Starring: Mike Myers, Heather Graham
Director: Jay Roach
Rated: PG-13
RunTime: 95 Minutes
Release Date: June 1999
Genre: Comedy


*Also starring: Robert Wagner, Seth Green, Kristen Johnston, Verne Troyer



Review by Dustin Putman
2 stars out of 4

When the original "Austin Powers" was released in 1997, it didn't make that great deal of an impression and was never really expected to, but it garnered many positive reviews, had low drop-off box-office rates each week, and became a pop-culture phenomenon once it hit video stores. Now we have "Austin Powers: The Spy Who Shagged Me," which will be sure to go down as one of the few sequels to do better financially than its predecessor (if the sold-out crowd I saw it with is any indication). The terms, "Yeah, baby, yeah!" and "let's shag, baby," have been ingrained in most moviegoers' minds due to the original, and when was the last time a movie created its own vernacular, and audiences followed?

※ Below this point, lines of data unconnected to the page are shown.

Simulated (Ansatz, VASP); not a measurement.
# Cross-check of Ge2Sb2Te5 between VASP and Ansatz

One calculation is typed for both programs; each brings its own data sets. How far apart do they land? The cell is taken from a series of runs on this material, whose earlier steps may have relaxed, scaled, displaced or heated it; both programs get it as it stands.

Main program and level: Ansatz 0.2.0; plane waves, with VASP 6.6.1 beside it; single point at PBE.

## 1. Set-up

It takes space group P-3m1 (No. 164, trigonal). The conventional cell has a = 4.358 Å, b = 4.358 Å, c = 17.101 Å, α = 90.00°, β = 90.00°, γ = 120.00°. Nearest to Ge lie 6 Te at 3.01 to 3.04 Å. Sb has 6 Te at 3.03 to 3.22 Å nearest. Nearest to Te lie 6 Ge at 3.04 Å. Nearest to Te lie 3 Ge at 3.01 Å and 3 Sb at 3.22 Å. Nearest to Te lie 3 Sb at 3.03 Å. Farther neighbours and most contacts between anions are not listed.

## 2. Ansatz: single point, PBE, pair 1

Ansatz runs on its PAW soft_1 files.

Getting off to a brisk, but disappointing start, this film continues where the first left off, with Austin Powers (Mike Myers) and Vanessa Kensington (Elizabeth Hurley) on their romantic honeymoon. Within five minutes time, it is discovered that Vanessa was a dreaded fembot all along, a henchman of Dr Evil's (Myers). Realizing he's a single man again, Austin doesn't take too much time grieving before he learns that Dr. Evil has created a time machine, gone back to 1969 when Austin was cryogenically frozen, and stolen his "mojo." In hot pursuit, Austin time travels back to the swingin' '60s himself, meets up with beautiful and "randy" CIA agent Felicity Shagwell (Heather Graham), and together they set out to get his "mojo" back. But that's not all, as Dr. Evil also is plotting to destroy Washington, D.C. if his demands (several billion dollars) aren't met.

"Austin Powers: The Spy Who Shagged Me" has, thankfully, created the same atmosphere that the mildly successful first one set up. From the first frame to the last, it is apparent that we've stepped back into the world of Austin Powers, but that doesn't mean that the new movie is as good, and it isn't. For one thing, the whole prologue is a gigantic betrayal of both Austin Powers fans and Elizabeth Hurley. Making her turn out to be a fembot will, from now on, seriously put a damper on the way people watch the original, because now we know that she didn't even actually care about him at all, but was on the "evil side." It also creates a noticably large plot hole: If Vanessa Kensington was a fembot, then her mother, Mrs. Kensington (played by Mimi Rogers in the original), also had to have been, and this little fact is not dealt with at all in the uneven screenplay, by Mike Myers and Michael McCullers. If Hurley didn't want to appear for more than a brief cameo, the filmmakers surely could have thought of a stronger way for her to go out.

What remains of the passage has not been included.